This is where exposure compensation comes into the equation. Once you have chosen a mode to work in and are comfortable with judging when exposure is correct you can start using exposure compensation to fix images that aren’t properly exposed. If you take a picture and can see it is definitely not exposed correctly then all you need to do is push the little +/- [EV or ‘exposure value’] button on your camera, usually near the shutter release button with Nikon DSLR’s, and turn the back dial while holding that button down [depending on how your particular camera works] and take another picture, of course. If the results are still not where you want them try another adjustment until it’s right. As you do this more often you will find it easier to get close to the correct exposure with only one adjustment.

Remember that a ‘stop’ is either twice as much or half as much light depending which way you make the adjustment. Most cameras are set to dial in 1/3 of a stop increments while some are set at ½ increments. If your camera has the ability to choose between the two then it is best set at 1/3 increments because that is generally how the shutter speed adjustments work as well. That way if you are in manual mode and adjust the shutter speed 3 ‘clicks’ then you know that adjusting the aperture 3 ‘clicks’ in the other direction will result in the same exposure. Once you have made an adjustment the rear LCD, and usually inside the viewfinder, shows a +/- symbol to remind you that the metering is set to behave differently. 
Let’s go back to the image of the white paper half in sunlight and half in shade as an extreme example. 

We’ll start by adding a reason to ‘take sides’ between light and dark. Let’s add some subjects. This is what they looked like on the page as the clouds blocked the sun for a while. 

Once the sun came through the clouds again I used aperture priority mode and took a picture and the camera chose 1/800th sec. at ISO 100. 

The first image was taken with the active focus point on the roach on the right of the image. I had my camera in matrix metering mode and moved the active focus point over to the mantis on the left and the metering system realized my subject was now in the dark but was not prepared to change by too much. As I’ve noted in the past Nikon’s matrix metering system seems to have a cap of 2 stops that it is prepared to change in any situation. [With most of their newer models, that is]. Centre weighted metering would have maintained exactly the same exposure for both images.
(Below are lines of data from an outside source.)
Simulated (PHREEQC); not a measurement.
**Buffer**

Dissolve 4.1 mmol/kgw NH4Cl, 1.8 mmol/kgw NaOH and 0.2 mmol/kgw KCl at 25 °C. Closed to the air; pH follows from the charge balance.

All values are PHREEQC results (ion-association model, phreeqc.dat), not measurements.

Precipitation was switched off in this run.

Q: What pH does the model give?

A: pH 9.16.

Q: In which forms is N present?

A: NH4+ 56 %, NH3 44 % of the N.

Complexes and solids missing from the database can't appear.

So now we see that the shutter speed dropped to brighten the dark areas and this resulted in totally blown highlights. In this situation we have no choice, we have to blow the highlights to get our exposure right for the subject we have selected. Since the subject is still too dark, remembering that it is on a white surface, I dialed in ‘+2’ EV compensation so the shutter speed dropped to 1/50th sec [two extra stops of exposure gives us 4 times as much light so we go from 1/200th to 1/50th]. Our histogram now shows the whites in the shaded area as just above ‘average gray’ judging by where the histogram is sitting. We can see the thin spike on the right of the histogram representing our blown out whites on the right side of the image. 

I dialed in another two stops of compensation resulting in a total of ‘+4’. Two stops down from 1/50th is  1/12.5th. Shown as 1/13th. Now the left hand whites are shown as a hill sloping down to the very right of the histogram, just before the spike caused by the right hand half of blown out whites. Right where it should be to give us a white with some details and expose our subject correctly as well. This has come at the cost of a total loss of detail on the right hand side of the image.  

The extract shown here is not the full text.